One of the most effective ways to maximise your retirement savings is to look beyond the more traditional personal pension options and opt to take greater control of your pension.
Two of these options often used by directors and owners of businesses are as follows:
The first, a Self-Invested Personal Pension (SIPP), gives you the ability to invest in a wider range of investment options (within the rules of the SIPP provider).
Your pension can be used to invest in stocks and shares, invest in collective investments and, most commonly, invest in commercial property.
A business owner can purchase their business premises within their SIPP and then rent it back.
This option gives you greater control over your future, unlocks higher potential returns than standard savings accounts, and may benefit from tax reliefs offered by the HMRC.
The second option, a Small Self Administered Scheme (SSAS), provides all of the investment avenues and potential benefits of a SIPP but can also be used to invest in your own business.
With a SSAS, you and up to 10 others can also acquire your own company shares or provide a loan facility back to your company.

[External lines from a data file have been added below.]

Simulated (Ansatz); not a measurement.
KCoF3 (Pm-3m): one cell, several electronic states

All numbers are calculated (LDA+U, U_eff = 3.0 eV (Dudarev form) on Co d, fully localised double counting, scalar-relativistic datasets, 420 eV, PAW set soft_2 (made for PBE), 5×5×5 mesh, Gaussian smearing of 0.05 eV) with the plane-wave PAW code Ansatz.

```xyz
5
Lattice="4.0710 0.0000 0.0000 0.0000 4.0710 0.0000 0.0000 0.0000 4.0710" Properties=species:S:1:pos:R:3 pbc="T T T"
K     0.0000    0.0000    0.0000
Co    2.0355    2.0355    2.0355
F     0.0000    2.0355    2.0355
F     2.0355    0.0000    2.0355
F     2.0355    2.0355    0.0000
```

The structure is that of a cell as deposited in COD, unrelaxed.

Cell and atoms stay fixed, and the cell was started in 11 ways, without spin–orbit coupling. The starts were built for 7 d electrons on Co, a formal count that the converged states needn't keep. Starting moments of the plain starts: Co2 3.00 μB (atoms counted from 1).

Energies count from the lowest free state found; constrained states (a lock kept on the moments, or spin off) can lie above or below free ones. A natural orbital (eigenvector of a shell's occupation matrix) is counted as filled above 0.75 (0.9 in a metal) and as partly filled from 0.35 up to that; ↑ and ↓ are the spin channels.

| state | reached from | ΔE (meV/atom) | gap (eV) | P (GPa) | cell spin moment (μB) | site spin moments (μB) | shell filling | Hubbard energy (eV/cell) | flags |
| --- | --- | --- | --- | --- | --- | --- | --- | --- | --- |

The benefits of the SSAS are two-fold: as well as establishing a potentially lucrative investment portfolio, you are also able to provide affordable financing for your business, which can help with day-to-day running costs or even help accelerate its growth.
Of course, as with all investments, the level of return is not guaranteed and given the complex nature of these two types of pension structures and rules that must be adhered to, they may not be suitable for everyone.